The RBI’s recently released data indicate that the demand for bank credit has slackened in November 2008 (from 25% YoY growth during the period April to September) despite comfortable liquidity. Higher input costs and dampened demand have also dented corporate profitability while the uncertainty surrounding the crisis has affected business confidence.
The following are some of the key highlights of the package
The central bank has once again tweaked its oft-used tools of monetary policy to offer additional liquidity to the banking system. It has reduced the repo rate (rate at which it lends to banks) by 1% from 7.5% to 6.5% and the reverse repo rate (rate at which banks lend to RBI) by 1% from 6.0% to 5.0%, effective December 8, 2008.
To enhance credit delivery to the labour- intensive micro and small enterprises (MSE) sector, the RBI will provide refinance facility to the tune of Rs 70 bn to the Small Industries Development Bank of India (SIDBI) that is the prime financer to such enterprises.
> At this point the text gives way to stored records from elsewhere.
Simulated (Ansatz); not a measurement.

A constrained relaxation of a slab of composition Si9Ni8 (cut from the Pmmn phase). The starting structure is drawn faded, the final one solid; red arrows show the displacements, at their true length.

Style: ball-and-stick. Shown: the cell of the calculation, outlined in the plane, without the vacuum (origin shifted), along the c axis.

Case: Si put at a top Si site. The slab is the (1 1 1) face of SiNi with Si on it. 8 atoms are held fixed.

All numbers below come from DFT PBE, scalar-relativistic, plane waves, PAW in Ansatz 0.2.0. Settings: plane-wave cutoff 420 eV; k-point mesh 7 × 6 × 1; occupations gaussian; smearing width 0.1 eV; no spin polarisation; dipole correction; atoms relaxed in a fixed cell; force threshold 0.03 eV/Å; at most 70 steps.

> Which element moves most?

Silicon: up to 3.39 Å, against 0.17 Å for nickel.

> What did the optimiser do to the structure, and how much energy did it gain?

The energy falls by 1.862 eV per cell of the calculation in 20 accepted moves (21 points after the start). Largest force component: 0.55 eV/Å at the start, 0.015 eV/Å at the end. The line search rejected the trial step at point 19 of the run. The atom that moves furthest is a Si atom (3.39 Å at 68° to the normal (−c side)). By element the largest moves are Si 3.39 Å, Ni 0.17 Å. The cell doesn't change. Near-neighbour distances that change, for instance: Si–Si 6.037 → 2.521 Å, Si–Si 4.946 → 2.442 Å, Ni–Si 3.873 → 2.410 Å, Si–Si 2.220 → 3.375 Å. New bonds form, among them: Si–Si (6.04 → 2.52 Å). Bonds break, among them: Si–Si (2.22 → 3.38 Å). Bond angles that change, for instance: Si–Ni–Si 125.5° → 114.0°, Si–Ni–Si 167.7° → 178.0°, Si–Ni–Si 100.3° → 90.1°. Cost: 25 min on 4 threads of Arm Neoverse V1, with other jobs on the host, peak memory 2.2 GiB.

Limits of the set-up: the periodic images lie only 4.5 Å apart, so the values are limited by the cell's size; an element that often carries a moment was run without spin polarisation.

To bring some relief to the real estate and housing finance sector, the RBI has allowed loans granted by banks to housing finance companies (HFCs) for lending towards houses costing less than Rs 2 m to be classified under priority sector lending. However, the eligibility under this measure will be restricted to 5% of the individual bank’s total advances. This dispensation will apply to loans granted by banks to HFCs up to March 2010. A refinance facility of Rs 40 bn is also being worked upon for the National Housing Bank (NHB) to lend directly to HFCs. Further to prevent banks from accumulating large real estate - linked NPAs, the RBI has extended an ‘exceptional/ concessional treatment’ to loans disbursed to the sector that are currently delinquent but can be restructured by June 2009.
Proposals have also been put forward for easing credit to exporters and allowing repayment of foreign debt by Indian corporates.
While the package essentially caters to the sectors that are currently under stress, the central bank is hopeful that it will extend some respite to the others that have the potential to shoulder the revival of the economy during the slowdown.